Sharenting: Posting photos of your children online may be a breach of their human rights
Parents are being warned that posting images of their children online could be a breach of their human rights.
A Deakin academic has made a submission to the United Nations arguing that posting children’s images and information online infringes on the rights enshrined in the Convention on the Rights of the Child.
Associate Lecturer Cassandra Seery, from Deakin Law School, said parents need to carefully consider what they post online.
“Posting images of your child online, posting information relating to your child online, can have consequences outside of that space,” she told 3AW’s Neil Mitchell.
Ms Seery said posting kids’ information online can lead to privacy breaches, make them prone to data processing and mining, and put them at risk of violence or sexual exploitation.

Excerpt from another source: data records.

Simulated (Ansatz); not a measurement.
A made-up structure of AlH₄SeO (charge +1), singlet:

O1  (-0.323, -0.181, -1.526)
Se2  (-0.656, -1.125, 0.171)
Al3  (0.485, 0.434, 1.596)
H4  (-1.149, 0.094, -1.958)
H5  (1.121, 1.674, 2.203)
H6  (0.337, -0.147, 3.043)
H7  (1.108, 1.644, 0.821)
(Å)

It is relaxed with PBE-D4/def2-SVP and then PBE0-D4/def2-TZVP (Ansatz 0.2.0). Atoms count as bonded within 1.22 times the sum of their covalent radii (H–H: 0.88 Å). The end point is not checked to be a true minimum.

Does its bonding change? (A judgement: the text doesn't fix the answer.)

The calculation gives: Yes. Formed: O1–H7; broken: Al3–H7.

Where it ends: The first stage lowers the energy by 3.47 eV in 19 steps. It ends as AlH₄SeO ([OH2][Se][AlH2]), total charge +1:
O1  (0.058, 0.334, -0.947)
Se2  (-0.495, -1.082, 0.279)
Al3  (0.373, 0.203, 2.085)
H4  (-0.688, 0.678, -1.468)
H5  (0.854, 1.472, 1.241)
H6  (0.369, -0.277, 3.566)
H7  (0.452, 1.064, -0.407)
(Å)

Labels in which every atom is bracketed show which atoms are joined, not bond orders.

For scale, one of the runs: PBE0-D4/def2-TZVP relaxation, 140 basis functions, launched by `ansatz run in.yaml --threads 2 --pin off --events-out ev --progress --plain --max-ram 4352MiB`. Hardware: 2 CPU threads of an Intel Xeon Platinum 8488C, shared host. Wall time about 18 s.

“Barclays Bank in the UK has warned that kind of ‘sharenting’ could compromise children’s future financial security, and forecasted it will soon account for two-thirds of identity fraud,” she said.
There have already been cases of parents being sued by their children because of information shared online.
“There was a case in 2018 where an Italian boy, 16-years-old, sued his estranged mother for constantly posting photos of him on Facebook without his consent. He was successful in that instance,” Ms Seery said.
The Deakin academic said it’s ultimately a personal decision what information is shared about children online, but she urged caution.
“If you put those photos up there be aware that there is potential for misuse and if you’re thinking about that then that should inform the decision as to whether you feel comfortable about it,” she said.
“It doesn’t have to be all or nothing.”